By Maria Spiliopoulou
ATHENS, (PNA/Xinhua) — Greek students return to school this week after the summer holidays, as teachers from elementary to higher public education go on strikes in protest of the compulsory job transfers and layoffs of thousands educators.
The federation of secondary schoolteachers (OLME) supported by Left opposition parties organized a first rally in front of the parliament building in central Athens on Tuesday evening, shortly after announcing a series of rolling five-day strikes starting from September 16.
Schools start on Wednesday and unionists claim that they would not operate properly due to the scheduled job cuts of some 3,000 teachers and about 2,000 administrative personnel as part of Greece’s bailout commitments under agreements with its international creditors.
Teachers at state elementary and private schools join in the planned walkouts from next week, while staff at several universities nationwide already suspended operations from Monday for a week.
“We will fight to the end. It is a matter of survival in a country sinking in record high unemployment and recession,” protesters were saying on Tuesday on Syntagma square, waving banners with slogans such as “we are persons, not numbers.”
After three years of austerity under the plan agreed with European Union and International Monetary Fund lenders to face the Greek debt crisis, Greece posts 28 percent jobless rates and about 4 percent recession now in a sixth year.
However, the Greek government appears upbeat that growth will be restored next year and determined to proceed with the placement of a total of 25,000 civil servants under a so-called mobility scheme by 2014 in the framework of efforts to reduce costs and boost efficiency in civil services.

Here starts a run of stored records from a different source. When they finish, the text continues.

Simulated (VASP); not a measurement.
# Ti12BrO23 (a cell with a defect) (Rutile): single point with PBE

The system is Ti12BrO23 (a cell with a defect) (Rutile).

Under the scheme which has triggered strong reactions, employees will be receiving reduced pay, facing the prospect of firing after a year if no other post to be redeployed will be found.
The dismissal of employees in the context of the restructuring of Greece’s civil sector is unprecedented in a country where jobs in civil services have been guaranteed for life under the Constitution for decades.
Greece’s main unions of public and private sector schedule this autumn’s first general strike in protest of the mobility scheme and other policies on September 18 and 19, as the government expects the return of EU/IMF auditors to Athens to inspect the progress achieved in the fulfillment of bailout obligations in return for further rescue loans.